LG's Made an iPad Mini For the Android Lovers

By Sam Gibbs on at

It's safe to say that Android tablets haven't quite managed to capture the aesthetic beauty of Apple's iPad mini. Sure, there have been some good looking ones, and the Nexus 7 certainly isn't ugly, but none of the smaller tablets have really compared to the elegant and simplistic design of Jony Ive's mini, until now. Meet the LG G Pad 8.3.

LG's obviously taken a leaf out of Apple's playbook, with its aluminium back, 8.3mm thickness and thin bezel, but underneath you find quite a different animal. Android Jelly Bean 4.2.2 runs atop 2GB of RAM and a Qualcomm Snapdragon 600 quad-core chip clocked at 1.7GHz, which isn't utterly top of the range, but is certainly no slouch and gave no perceptible lag in my little play. Compared to the aging guts of the iPad mini it's a Ferrari.

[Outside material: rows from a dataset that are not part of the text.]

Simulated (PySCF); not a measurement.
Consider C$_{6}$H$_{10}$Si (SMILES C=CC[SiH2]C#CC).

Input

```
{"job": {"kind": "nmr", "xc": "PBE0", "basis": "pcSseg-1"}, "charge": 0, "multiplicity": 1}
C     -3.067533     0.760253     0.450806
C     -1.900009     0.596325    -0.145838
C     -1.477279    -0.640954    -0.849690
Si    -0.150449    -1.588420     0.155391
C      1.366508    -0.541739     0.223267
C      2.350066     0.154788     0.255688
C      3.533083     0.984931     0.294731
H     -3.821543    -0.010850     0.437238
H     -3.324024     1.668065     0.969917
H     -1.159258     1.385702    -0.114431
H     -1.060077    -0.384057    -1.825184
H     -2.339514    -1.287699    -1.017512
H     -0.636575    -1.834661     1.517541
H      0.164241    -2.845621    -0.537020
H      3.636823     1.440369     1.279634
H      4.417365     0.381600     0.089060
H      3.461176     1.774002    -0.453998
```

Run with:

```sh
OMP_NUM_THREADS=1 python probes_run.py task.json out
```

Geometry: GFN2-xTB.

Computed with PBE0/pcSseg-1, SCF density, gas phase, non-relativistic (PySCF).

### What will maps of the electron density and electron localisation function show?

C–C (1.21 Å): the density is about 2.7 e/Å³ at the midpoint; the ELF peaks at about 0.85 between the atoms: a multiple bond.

The build is also top notch. The top and bottom of the device are capped with a nice-feeling plastic, which coupled with the aluminium back plate that curves around to the screen at the sides, sit really well in the hand -- it doesn't feel like this 8.3-inch tablet is going to come flying out of your grubby little mitts at any stage.

Put to the twisting torture test, there was minimal creak and bend -- more than the iPad mini and its all-metal frame, but much less than you'd expect for something only 8.3mm thin wielding over 8-inches of screen. It's also quite light, but not too featherweight, with a reassuringly solid overall feel.

The full HD 8.3-inch IPS screen also looked as vivid and sharp as you'd expect at that pixel density, with images popping nicely, while video played back with decent saturation and colour. Compared to the frankly fuzzy-looking screen on the iPad mini there is no comparison.

An 8.3-inch screen may seem like a rather random size for a tablet, but apparently it's the maximum screen size a person can comfortably hold in one hand, according to LG's research. I can attest that it was fine to hold one-handed, although you're not going to be able to actually use it one handed, of course. It should be good for reading books or watching YouTube clips, though.

16GB of internal storage, a microSD slot, a 4,600 mAh battery, and stereo speakers on the back round out the spec list of what's shaping up to be a fine return to the tablet space for LG. Arguably this could be one of the best Android tablets to date, but we'll have to wait until we get it in the office to decide whether it's capable of besting the cracking Nexus 7. I suspect it'll be priced slightly higher than the Asus-made Google tablet once it eventually makes its way to the UK after a September Korean launch.